Hummers, SUVs and sports utility trucks remain popular vehicles of choice despite the fact they have come to symbolize the wasteful consumption of fossil fuels. To highlight this point and offer an alternative, a team of engineers and adventurers is preparing to embark on a pioneering trip to the South Pole with a pair of Hummers powered only by batteries and biofuels.
Called Zero South, this mission to the South Pole is meant to raise awareness about the feasibility of developing alternative sources of fuel that can handle exceptionally challenging terrain. It’s also an act of “intentional irony”, whose aim is to highlight the importance of converting the world’s most gas guzzling vehicles into ones that don’t consume fossil fuels.
What makes these two Hummers unique
The entire journey is expected to cover 1,200 miles across unforgiving swaths of Antarctic ice and snow. To meet these challenges, each Hummer has been reconfigured to include a 3.2-liter six-cylinder turbodiesel engine that run on biofuel. They also include tank treads, an electric motor for each axle to maintain four-wheel drive functionality, and reinforced drivetrain and suspension.

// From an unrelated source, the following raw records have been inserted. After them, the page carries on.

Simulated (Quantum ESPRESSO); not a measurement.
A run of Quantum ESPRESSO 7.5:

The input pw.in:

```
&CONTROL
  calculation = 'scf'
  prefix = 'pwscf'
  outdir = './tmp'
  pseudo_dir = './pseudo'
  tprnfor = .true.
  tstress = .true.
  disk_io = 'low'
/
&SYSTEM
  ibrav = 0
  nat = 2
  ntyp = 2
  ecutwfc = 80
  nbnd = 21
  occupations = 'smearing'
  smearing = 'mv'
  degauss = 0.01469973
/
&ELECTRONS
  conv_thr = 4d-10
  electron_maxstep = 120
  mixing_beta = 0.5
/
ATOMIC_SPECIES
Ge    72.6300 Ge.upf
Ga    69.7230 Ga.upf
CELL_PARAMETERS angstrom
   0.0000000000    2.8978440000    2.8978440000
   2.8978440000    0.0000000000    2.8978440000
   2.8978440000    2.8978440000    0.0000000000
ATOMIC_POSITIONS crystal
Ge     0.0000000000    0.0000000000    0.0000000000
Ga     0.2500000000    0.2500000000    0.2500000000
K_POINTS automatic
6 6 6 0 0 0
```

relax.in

Powering these customized beasts is a 24-kilowatt-hour lithium-ion battery pack that sits inside an insulated battery box as a precautionary measure against expected temperatures as low as -60 degress Fahrenheit.
Some challenges remain.
The expeditionary team has yet to reveal how they plan to recharge these batteries. Currently, each Hummer is able to travel 32 miles on the road with regular tires. Just how many miles they’ll be able to travel on tank treads is still yet to be determined.
According to the mission’s official website, “the completion of the expedition will coincide with the 100-year anniversary of Sir Ernest Shackleton’s most famous Endurance expedition.” The event will also be documented in a 10-episode miniseries and eventually, a feature-length film.